I will try this out soon. Am very interested in what the speed comparisons are so far with this vs Python export. Did you do any measurements of that yet?

I once made a go at trying something like this (though in C, not C++) using approximately your approach. I think Campbell had a different idea of how it should go, where the non-performance-critical pieces of exporting stayed in Python and that something gets done to the Python API to allow C/C++ speed functions to do the very heavy lifting (Campbell, am I getting your position at all right?). The arguments for the latter approach include (1) it leaves the easier-to-understand Python as a model for other people to write addons for other formats; and (2) there's a lot of complicated embedded knowledge in the current exporter that needs to be rediscovered and properly implemented in C/C++, which could be avoided if one just mutates the current exporter. I have to say that in spite of these, I am personally in favor of an all C/C++ version, perhaps with well thought-out library functions to make for easy reuse by exporters for other formats. But this is up for discussion and your eventual proposal should probably discuss both approaches and why you choose the one you choose.

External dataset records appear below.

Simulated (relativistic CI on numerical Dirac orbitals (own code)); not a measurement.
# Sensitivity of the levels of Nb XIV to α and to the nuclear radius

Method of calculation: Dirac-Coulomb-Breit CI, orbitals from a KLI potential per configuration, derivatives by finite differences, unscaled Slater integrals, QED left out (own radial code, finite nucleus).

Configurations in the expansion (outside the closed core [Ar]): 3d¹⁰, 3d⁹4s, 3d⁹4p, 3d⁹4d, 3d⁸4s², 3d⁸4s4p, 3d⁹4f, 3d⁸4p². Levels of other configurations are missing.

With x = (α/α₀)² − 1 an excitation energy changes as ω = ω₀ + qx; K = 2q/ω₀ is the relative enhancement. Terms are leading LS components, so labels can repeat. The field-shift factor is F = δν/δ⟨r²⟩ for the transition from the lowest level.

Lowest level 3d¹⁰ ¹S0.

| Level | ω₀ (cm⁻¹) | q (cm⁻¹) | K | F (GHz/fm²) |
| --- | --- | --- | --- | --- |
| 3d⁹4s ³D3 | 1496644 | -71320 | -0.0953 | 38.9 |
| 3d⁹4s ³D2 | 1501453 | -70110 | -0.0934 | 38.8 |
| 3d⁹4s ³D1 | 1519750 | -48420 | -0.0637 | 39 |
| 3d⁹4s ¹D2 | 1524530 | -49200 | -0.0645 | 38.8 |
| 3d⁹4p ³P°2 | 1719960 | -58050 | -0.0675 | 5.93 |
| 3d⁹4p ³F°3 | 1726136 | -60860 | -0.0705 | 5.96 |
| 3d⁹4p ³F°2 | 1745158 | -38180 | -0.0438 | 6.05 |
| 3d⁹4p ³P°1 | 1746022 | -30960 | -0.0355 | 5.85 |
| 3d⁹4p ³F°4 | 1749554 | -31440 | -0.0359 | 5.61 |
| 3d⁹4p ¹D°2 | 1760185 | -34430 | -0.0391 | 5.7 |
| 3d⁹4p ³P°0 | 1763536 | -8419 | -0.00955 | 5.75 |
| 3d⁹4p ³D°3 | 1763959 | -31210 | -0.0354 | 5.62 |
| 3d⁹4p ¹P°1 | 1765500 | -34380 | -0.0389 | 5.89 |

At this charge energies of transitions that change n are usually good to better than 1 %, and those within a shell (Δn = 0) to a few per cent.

I will warn you that you will likely bog down when it comes to exporting material-related data. Any time you spend now in understanding that will likely pay benefits later, and may inform some design decisions.

I take it you are interested in making a proposal for the exporter idea for GSoC '19?

Yes, I just sent an email to the mailing list. I wasn't expecting such a fast reply.

I will try this out soon. Am very interested in what the speed comparisons are so far with this vs Python export. Did you do any measurements of that yet?

I did only some very coarse and rough measurements, but, despite not having done any real optimizations, it was already about 1.5 times faster, while exporting a Suzanne with a sudv of 6. I was expecting it to be faster, but I think I didn't compile with optimizations (debug build).

I once made a go at trying something like this (though in C, not C++) using approximately your approach. I think Campbell had a different idea of how it should go, where the non-performance-critical pieces of exporting stayed in Python and that something gets done to the Python API to allow C/C++ speed functions to do the very heavy lifting (Campbell, am I getting your position at all right?). The arguments for the latter approach include (1) it leaves the easier-to-understand Python as a model for other people to write addons for other formats; and (2) there's a lot of complicated embedded knowledge in the current exporter that needs to be rediscovered and properly implemented in C/C++, which could be avoided if one just mutates the current exporter. I have to say that in spite of these, I am personally in favor of an all C/C++ version, perhaps with well thought-out library functions to make for easy reuse by exporters for other formats. But this is up for discussion and your eventual proposal should probably discuss both approaches and why you choose the one you choose.

Hm, I see. I think it would be more clear as to how it works and easier to maintain if it were completely implemented in C++. I tried to write my code in a rather generic way and I even started to separate parts which I think might get reused to separate files (*common* files). If Campbell still thinks it's relevant for it to be partially in Python, I can make that work.

I will warn you that you will likely bog down when it comes to exporting material-related data. Any time you spend now in understanding that will likely pay benefits later, and may inform some design decisions.

Thank you for the tip, for now I tried to stay away from the materials because I was expecting just that, for it to be a more messy task :P But I have full intentions of getting it to work.

As an aside, like I said in the mailing list, I wouldn't mind working on any other of the ideas if they're deemed more urgent, this was just to familiarize myself more with the code.

seems like the obj importer/exporter in c++ is something we all played with, I did a small exercise last year writing an obj parser / importer based on boost::spirit

importing sanmiguel low poly from http://casual-effects.com/data/index.html (628 megs)

languagetimepeak memory
c++11.21.7gb
python321.910.3gb

The code is nothing more than a proof of concept, i'd like to say it has some rough edges, but it's mostly rough edges really, but if you're interested i'd happily send it your way

the main speedup without a doubt was using memory mapped files over regular IO

Best of luck with your GSOC submission!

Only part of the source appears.